However, any purposeful or meaningful creative development yielded temporarily to the documentation of an adulthood newly arrived at: “I was going to the beach a lot with my friends and getting drunk, and I always had my camera. I just wanted to capture all the moments that I was experiencing for the first time. Up until I was eighteen, I was always at home painting. I didn’t really have any friends that I could hang out with.”
By the end of that summer, comfortable with his equipment and assured in his ability, he prepared a portfolio, something he never got a chance to do in school, for reasons many LGBT+ people will recognise as more or less broadly familiar: “I was really going through it, just trying to survive. I was fighting with students and teachers all the time. I was so angry at the world. It was the darkest moment. Getting kicked out [of school] and realising that [what happened] was such unfair treatment. I went into a super low depression and tried to kill myself. I wasn’t thinking about school at all.”
Eventually, armed with a strong body of work, Steven was accepted by IADT to study photography. The prohibitive cost of the course later dawned on him, but it didn’t hold him back: I was distraught, but I ended up teaching myself. I’d taught myself everything I know up until that point anyways. I just want to learn the things that I want to learn, so I did that.”
Given the details that he has shared, it’s unsurprising that escapism informs Steven’s understanding of, and approach to photography. It’s what he likes to see, and what he likes to create: “When I first started taking photos, I was going through such a dark time, I just wanted to create new places that I wanted to go to. That’s stuck with me, I guess. I also like to have a little bit of story, and I really try and put the atmosphere that I’m feeling, or the colours that I’m seeing into that moment.”

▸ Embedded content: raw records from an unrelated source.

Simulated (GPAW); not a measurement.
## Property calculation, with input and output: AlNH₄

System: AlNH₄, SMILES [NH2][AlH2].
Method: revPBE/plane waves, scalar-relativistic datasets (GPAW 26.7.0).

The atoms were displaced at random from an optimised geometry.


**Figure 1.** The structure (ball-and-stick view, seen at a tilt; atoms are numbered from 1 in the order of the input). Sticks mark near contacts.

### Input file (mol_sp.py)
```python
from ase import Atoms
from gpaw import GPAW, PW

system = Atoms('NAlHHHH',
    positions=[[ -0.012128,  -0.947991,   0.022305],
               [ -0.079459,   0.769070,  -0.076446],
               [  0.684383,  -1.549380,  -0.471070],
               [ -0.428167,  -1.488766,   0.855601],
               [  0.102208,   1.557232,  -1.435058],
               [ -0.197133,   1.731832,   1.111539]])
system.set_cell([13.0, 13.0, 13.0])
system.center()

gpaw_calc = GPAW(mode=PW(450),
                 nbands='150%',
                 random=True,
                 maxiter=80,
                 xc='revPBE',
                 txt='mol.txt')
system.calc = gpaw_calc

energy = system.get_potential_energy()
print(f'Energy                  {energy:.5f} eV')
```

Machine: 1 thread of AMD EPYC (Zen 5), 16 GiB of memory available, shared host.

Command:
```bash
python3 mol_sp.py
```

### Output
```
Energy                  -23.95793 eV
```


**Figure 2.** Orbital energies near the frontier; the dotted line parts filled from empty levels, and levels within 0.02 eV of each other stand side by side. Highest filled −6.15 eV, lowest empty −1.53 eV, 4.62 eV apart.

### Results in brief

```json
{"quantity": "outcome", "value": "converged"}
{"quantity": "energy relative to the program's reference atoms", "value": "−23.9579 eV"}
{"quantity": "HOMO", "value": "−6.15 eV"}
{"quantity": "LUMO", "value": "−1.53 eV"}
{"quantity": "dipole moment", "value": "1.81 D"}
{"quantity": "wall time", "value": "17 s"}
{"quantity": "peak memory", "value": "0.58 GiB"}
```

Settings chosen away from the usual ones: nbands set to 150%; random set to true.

One of his most recognisable works is his Dublin drag photo essay, The Dreamers which appeared in GCN. Lensed with sensitivity and intimacy, and laced with romance and drama, the portraits are at once as innocent as they are in-your-face. Next up is a return to, and an expansion of this subject. Dreamers in Drag will comprise a YouTube series in which Steven interviews eight queens from the Dublin scene, taking viewers behind the scenes of how he shoots and edits. It launches later this week. Afforded a sneak peak during this interview, his process is mindblowing.
It’s readily apparent that Steven was dealt a difficult hand. Without ever slipping into victimhood, he’s the first to admit how tough it was to play. But he played it nonetheless and it’s coming up good. The last word is his: “I hope I’m not going to sound like I’m taking such pity on myself, I really want to make the point that after all the shit, it taught me a great deal [about] work ethic and drive.” Right on.